Baba always said to be vigilant, because we can go off track spiritually in a heartbeat. And we do. We so easily slip into habitual consciousness, which is really unconscious consciousness. There is no way to pursue spiritual practice without sometimes going off track; the challenge is being able to get back on track once we have wandered off.
To get back on track, we need to know why and how we were on track in the first place. We need to remember what the goal is: to be our true Self. So if we don’t remember that goal—not as an idea, not as a thought form, not as a concept, not as an abstraction, not as a rote memorization, but as a lived Reality—then we are off track.
We have to know what on track is, which means that at any given moment we have to be able to feel and absolutely know where we are through deep understanding, not through ideas. The problem is, we lose this insight when we go off track.
There are several clues that should let us know we have strayed from the path. Are we unwilling to feel whatever comes up? Are we lost in a back-and-forth conversation in our heads? Are we resentful of the teacher? Are we invested in complaining? Are feeling overwhelmed? Are we looking for distractions? Are we defensive when we meet with other people? Toward what activities are we gravitating? Which activities are we avoiding? Are we rationalizing? Are we unwilling to reflect? In the broadest sense, are we not taking care of ourselves?
We need to clarify for ourselves where we are locating our attention, and therefore our identity. We have to actively know the difference between the head and the Heart, and know the difference between “feeling” in the head and feeling in the Heart. Where are we locating our feelings? If they are in our heads, then we are off track. If we convince ourselves we can’t handle our feelings, we are off track. If we believe that gushing, being emphatic, or being “raw” is truly feeling, we are off track; we are using emoting as a shield against learning. If, on the other hand, we convince ourselves that everything is “fine” when it obviously isn’t, we are also off track.
We can intellectually understand the emotional meanings and lessons in a situation without emotionally understanding them. As I discussed in a recent blog, we can think our emotions. We can think how deeply we feel. Even understanding that “this is what I need to be learning now” can be a way of not feeling. And because it looks like nonattachment, it fools us into thinking we are deep, reflective, and willing to learn when we are actually off track.
False knowledge is as misleading as false feeling. If we “know” in our heads, then we are off track, and no amount of purely intellectual study will help us. If it’s in our heads, we don’t know. So if we studied the Yoga Sutras, or Kashmir Shaivism, or the Upanishads, or the Bible, or the Qur’an, or any scripture, and we understand it in an academic sense, we don’t understand. We have used our abstract thinking to keep ourselves off track while convincing ourselves of how much we “know”.

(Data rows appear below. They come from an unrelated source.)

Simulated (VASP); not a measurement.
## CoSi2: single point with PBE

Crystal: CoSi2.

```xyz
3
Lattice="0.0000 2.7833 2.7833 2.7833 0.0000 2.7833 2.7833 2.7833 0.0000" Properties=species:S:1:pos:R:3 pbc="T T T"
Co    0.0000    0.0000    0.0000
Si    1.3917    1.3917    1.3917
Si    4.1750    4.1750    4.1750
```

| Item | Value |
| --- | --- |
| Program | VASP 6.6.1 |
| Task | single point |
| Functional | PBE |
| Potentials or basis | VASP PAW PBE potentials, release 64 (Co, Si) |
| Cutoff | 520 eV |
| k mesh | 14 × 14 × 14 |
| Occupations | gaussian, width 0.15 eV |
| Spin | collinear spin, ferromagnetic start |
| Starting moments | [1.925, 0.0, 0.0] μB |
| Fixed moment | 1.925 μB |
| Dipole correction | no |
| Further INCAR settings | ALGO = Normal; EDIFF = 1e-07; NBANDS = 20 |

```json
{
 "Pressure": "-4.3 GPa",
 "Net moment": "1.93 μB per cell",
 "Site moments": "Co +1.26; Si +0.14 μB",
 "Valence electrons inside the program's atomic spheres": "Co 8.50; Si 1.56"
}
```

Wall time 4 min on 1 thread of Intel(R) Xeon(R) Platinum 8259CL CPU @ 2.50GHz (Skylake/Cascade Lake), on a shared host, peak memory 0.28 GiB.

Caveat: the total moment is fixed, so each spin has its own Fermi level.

One of the worst, and easiest, mistakes to make is measuring our practice by the externals of our life. If we believe that if our lives are going the way we want them to, then we are on track, we have completely lost the plot. Our idea of okayness does not mean we are practicing. That would be like a cloud of one color or shape is better than one of a different color or shape; they are all just passing clouds. As I have often said, spiritual practice is not about making our problems go away; it is about aligning ourselves with God’s will and being our true nature.
Despite all the ways we can go off track, though, the shakti has a way of pulling us back on. The shakti is all-knowing, and it is the Guru. If we don’t want to learn, the shakti will make the lesson louder and louder until we do. The point is to learn at low volume.